Modernizing court record storage reveals Berkeley Co.'s colorful past

March 14, 2012|By MATTHEW UMSTEAD |
  • Bud Spencer, an employee with HMS Technologies in Martinsburg, W.Va., scans court records from 1910 through 1912 for electronic archiving purposes.
By Ric Dugan/Staff Photographer

MARTINSBURG, W.Va. — The stories found within the hundreds of white file boxes of Berkeley County Circuit Court records from years past are much more colorful than their containers.

For example, there is an account of a legal fight that erupted when a man refused to marry a woman. A jury ultimately found him guilty at trial, because the woman had a baby by him.

And when the Norwalk Motor Car Co. went belly up in Martinsburg in the 1920s, the entire inventory of the luxury car maker — “every nut, bolt and nail” — was compiled among multiple civil proceedings that spelled out the company’s financial demise.

“A lot of the companies sued the Norwalk (company) for nonpayment,” said Betty Hutsler, a deputy circuit court clerk and former president of the Norwalk Antique Car Club.

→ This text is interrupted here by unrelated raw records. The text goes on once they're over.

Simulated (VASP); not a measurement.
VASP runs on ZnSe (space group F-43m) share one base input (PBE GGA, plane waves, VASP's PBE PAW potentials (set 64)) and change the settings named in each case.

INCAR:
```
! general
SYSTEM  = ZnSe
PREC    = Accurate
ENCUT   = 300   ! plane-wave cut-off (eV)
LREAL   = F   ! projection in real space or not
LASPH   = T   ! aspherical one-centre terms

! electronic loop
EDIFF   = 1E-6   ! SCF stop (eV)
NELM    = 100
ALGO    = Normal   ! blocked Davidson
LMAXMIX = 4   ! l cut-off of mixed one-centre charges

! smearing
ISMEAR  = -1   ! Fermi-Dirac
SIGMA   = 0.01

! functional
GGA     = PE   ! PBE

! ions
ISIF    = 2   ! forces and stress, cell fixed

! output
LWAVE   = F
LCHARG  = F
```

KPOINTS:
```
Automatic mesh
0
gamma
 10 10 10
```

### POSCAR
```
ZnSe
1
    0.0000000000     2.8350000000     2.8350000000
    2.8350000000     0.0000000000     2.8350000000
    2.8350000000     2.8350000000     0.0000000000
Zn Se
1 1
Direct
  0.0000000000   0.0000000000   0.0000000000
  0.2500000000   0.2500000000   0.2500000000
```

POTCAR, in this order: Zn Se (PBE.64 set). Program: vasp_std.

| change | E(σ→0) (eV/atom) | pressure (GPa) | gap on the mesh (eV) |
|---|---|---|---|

While Hutsler has been working to obtain copies of all of the Norwalk-related court action to preserve the story of its unraveling, the records are also among millions of circuit court records dating back more than 150 years that are being digitally preserved as part of an ongoing scanning project.

The scanning operation is under way where the records are being stored in the former county administration building in the 100 block of West King Street. The county awarded the records project to Martinsburg-based HMS Technologies Inc. in December 2010.

And it has been a grimy job at times, said Circuit Clerk Virginia M. Sine, who is the custodian of the court records.

“My hands were black. I mean black! That’s how dirty they were,” said Sine, recalling her work on some of the larger cases to be scanned.

Since starting the work last year, Sine said the scanning process has proved to be tedious and complicated by unexpected discoveries.

“They opened up a box (of records to be scanned) the other day, and it was wet,” said Sine, recalling “several leaks” in the building.

And Sine said some of the papers have been so fragile that once you touch them, they start to disintegrate in your hand.

The duplication of the records does not mean the county can automatically dispose of the paper files, because state law still requires that any record of court actions involving real estate be preserved, according to Sine.

“Eventually, down the road you could get rid of some,” Sine said.

But you have to have someone literally review every document to do that, she noted.

Juvenile records, for example, can be disposed after 20 years have passed, but the county still has to transfer certain information about such cases to a card index system, Sine said.

While the scanning project is expected to be done this summer, Sine said she expects it will take several years for all of the old records to be docketed and available for the public to research via the county’s computer system.

While the circuit clerk is responsible for recording and maintaining all circuit court records, the county commission is obligated to provide adequate storage space, according to state law.

And Sine said she is rapidly filling space in the county’s judicial center, which opened in 2006.

Faced with growing storage space concerns, county officials have been lobbying the Supreme Court of Appeals of West Virginia to allow counties some relief from having to keep paper records, which has been recognized as a problem statewide.

At least with the digital copies, Sine said has some comfort in knowing there is a backup to the paper files, which she said are not being properly stored in a fireproof vault as required by state law.

“I’m responsible for these records. What if we have a fire?” Sine asked.